Heck, 85, was in his 24th season as head coach since elevating the softball program to fast-pitch status in 1985. He earned career win No. 700 Sunday, and his coaching record stands at 700-584-2.
"Coach Heck built our softball program from scratch, from the team to the facility, and we are forever grateful for everything that he has done for Georgia State University," said Director of Athletics Cheryl L. Levick. "Coach Heck decided that this was the time to step down. His record is remarkable, his generosity is unmatched, and we can't thank him enough."
Heck guided his Georgia State teams to six conference championships, highlighted by an NCAA Regional berth in 1994. He was named Colonial Athletic Association Coach of the Year in 2006, when he led the Panthers to the conference's regular-season title in their first season in the CAA. He also earned Coach of the Year accolades in GSU's former home, the Trans America Athletic Conference.

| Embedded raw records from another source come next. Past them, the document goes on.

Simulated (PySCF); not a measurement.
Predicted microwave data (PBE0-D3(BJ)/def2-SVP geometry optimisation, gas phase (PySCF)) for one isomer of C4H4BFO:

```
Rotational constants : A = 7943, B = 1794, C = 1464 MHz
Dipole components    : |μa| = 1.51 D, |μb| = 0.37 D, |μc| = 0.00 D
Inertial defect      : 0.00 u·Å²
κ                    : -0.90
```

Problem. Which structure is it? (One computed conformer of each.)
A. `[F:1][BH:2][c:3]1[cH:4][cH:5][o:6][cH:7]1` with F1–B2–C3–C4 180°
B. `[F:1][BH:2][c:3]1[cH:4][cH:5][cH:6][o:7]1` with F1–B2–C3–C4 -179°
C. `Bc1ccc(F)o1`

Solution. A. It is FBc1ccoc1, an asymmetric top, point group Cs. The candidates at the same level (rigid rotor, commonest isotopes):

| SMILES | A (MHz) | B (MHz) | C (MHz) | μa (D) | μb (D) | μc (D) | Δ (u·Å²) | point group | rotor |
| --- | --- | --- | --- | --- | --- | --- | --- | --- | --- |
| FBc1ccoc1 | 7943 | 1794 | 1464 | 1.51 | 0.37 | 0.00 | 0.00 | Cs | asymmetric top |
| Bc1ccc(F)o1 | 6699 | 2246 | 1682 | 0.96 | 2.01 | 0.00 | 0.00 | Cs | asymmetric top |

Since Georgia State moved to the CAA in 2005-06, Heck's Panthers have posted five straight winning seasons and have finished third or higher in the league standings each year, including the regular-season title in 2006 and runner-up finishes the last three seasons. With a 70-32 record in conference play, GSU has won nearly 70 percent of its CAA games. The Panthers have advanced to the CAA Championship game in three of their five seasons in the league.
In the CAA era, Heck coached four CAA Rookie of the Year winners, one CAA Player of the Year, one CAA Pitcher of the Year and one CAA Scholar-Athlete of the Year, along with 36 all-conference and all-rookie honorees.
During his tenure, more than 90 student-athletes earned first or second-team all-conference honors.
Heck's student-athletes have also excelled in the classroom. Last fall, the softball team posted a team grade point average of 3.40, with 10 individuals on the Dean's List or President's List.
Heck began his association with Georgia State athletics in 1981 as a volunteer assistant coach with the Panther softball team, then playing slow-pitch. In 1984, he served as the head coach of the slow-pitch team, but the NCAA did not recognize this as a sport. In the spring of 1985, Georgia State began playing NCAA fast-pitch softball with Heck as its first head coach.
Recently inducted into the Georgia Dugout Club Softball Hall of Fame, Heck is recognized as a pioneer of softball in the state of Georgia as his Panthers were the first NCAA-sanctioned fast-pitch program in the state.
He guided the fledging program from the New South Women's Athletic Conference (NSWAC) through its growth into the Trans America Athletic Conference (TAAC) and then the Atlantic Sun Conference before Georgia State moved to the CAA.
That first season, 1985, was Heck's only losing record in his first 10 years. By his fourth year, he produced his first 40-win team with a 42-20 squad (.677) in 1988. A year later, he had a NSWAC championship team. In 1990, he coached another conference championship team with a school record-tying 42 wins.
By 1994, Heck had built a team that was ranked in the Top 25 in the nation and earned an NCAA Tournament bid.
Following the 1998 season, Heck retired for three years before returning to the dugout in the fall of 2001.
Born in Wheeling, W. Va., Heck is a World War II veteran who served in the U.S. Navy. Following his military service, he earned his bachelor's degree from the University of Georgia and later added graduate degrees from Emory and Georgia State.
His career in athletics began as a teacher, head track coach and assistant football coach at Druid Hills High School in Atlanta. He also worked as a high school football referee for 25 years.
In 1957, he began a career as a national bank examiner with the Controller of the Currency office for 10 years. He moved on to the Federal Reserve Bank and worked there until retiring in 1991.
Georgia State's softball complex at Panthersville is named Bob Heck Field in recognition of his generosity in the construction of the top-notch venue, which includes an indoor practice facility. Heck is one of eight Founding Life Members of the Panther Athletic Club, the fund-raising arm of Georgia State Athletics, and he was honored with Georgia State's Sparks Award in 2005 for his service to the University.
Kincaid, who has served as the program's top assistant and recruiting coordinator, takes over a team with a record of 5-5.
A national search for a permanent head coach will begin following the 2011 season.